Republican Sen. Bob Corker of Tennessee told a hearing that North Korea’s nuclear and ballistic missile programs continue to advance and its people are suffering at the hands of the regime of leader Kim Jong Un.

Corker said there’s no “silver bullet” but he wants to work with Republicans and Democrats in Congress to address the North Korean threat.

Sen. Ben Cardin from Maryland, the committee’s top-ranking Democrat, said he doubted whether any country treated its people worse than North Korea, and despite growing world pressure on its human rights record, “it continues to do that.”

“I’m looking for new ideas,” Cardin said.

State Department officials testifying Tuesday didn’t offer any.

Sung Kim, the top envoy on North Korean, said he shared lawmakers’ frustrations over the lack of progress. “We don’t have the option of giving up,” the envoy said.

He said the U.S. will use a combination of deterrence, diplomacy, and pressure to make clear that North Korea will not achieve security or prosperity while it pursues nuclear weapons and abuses its own people.

“It’s persistence more than new ideas that are going to bring about change,” said Robert King, the U.S. envoy on North Korean human rights.

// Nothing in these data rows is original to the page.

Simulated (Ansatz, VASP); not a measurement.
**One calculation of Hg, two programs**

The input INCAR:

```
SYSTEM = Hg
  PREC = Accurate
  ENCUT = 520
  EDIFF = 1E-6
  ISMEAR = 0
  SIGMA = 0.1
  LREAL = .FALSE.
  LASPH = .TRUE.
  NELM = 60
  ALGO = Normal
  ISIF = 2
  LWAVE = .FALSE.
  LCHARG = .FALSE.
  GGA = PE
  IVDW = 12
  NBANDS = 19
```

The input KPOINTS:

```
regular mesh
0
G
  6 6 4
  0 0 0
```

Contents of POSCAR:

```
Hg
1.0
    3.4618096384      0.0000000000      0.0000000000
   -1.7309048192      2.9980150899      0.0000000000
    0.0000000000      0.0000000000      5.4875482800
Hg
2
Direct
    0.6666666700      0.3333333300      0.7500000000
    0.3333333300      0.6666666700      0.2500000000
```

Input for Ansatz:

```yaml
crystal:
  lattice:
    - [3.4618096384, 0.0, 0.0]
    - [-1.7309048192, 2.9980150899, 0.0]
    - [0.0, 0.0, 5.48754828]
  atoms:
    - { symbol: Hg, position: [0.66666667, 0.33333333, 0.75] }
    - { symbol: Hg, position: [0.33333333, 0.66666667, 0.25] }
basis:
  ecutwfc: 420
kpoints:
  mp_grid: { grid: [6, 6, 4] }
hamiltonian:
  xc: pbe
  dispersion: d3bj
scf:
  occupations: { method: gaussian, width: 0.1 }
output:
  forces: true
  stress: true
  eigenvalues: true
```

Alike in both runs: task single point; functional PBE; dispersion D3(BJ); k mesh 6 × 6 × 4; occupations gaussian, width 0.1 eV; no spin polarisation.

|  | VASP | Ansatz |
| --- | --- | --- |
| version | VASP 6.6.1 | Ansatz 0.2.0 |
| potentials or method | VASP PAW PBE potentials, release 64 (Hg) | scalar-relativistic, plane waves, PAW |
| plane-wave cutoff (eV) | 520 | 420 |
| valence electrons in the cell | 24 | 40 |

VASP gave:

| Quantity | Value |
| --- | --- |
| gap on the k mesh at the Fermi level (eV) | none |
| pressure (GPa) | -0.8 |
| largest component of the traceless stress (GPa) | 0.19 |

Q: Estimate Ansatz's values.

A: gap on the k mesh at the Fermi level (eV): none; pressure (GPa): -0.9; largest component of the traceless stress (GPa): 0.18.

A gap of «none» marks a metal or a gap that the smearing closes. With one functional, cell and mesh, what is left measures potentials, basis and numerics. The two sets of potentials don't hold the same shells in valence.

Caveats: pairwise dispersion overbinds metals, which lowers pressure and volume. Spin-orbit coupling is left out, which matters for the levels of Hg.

Last week, President Barack Obama said the U.S. is willing to negotiate with the North, as it has with Iran, but it must be willing to discuss giving up its nuclear ambitions — which Kim shows no interest in doing.

North Korea is believed to have a small but growing nuclear arsenal and is developing a mobile ballistic missile that could potentially reach America. South Korean lawmakers in Seoul said Tuesday that South Korea’s spy service believes North Korea is preparing for its fourth nuclear test since 2006 but not in the immediate future.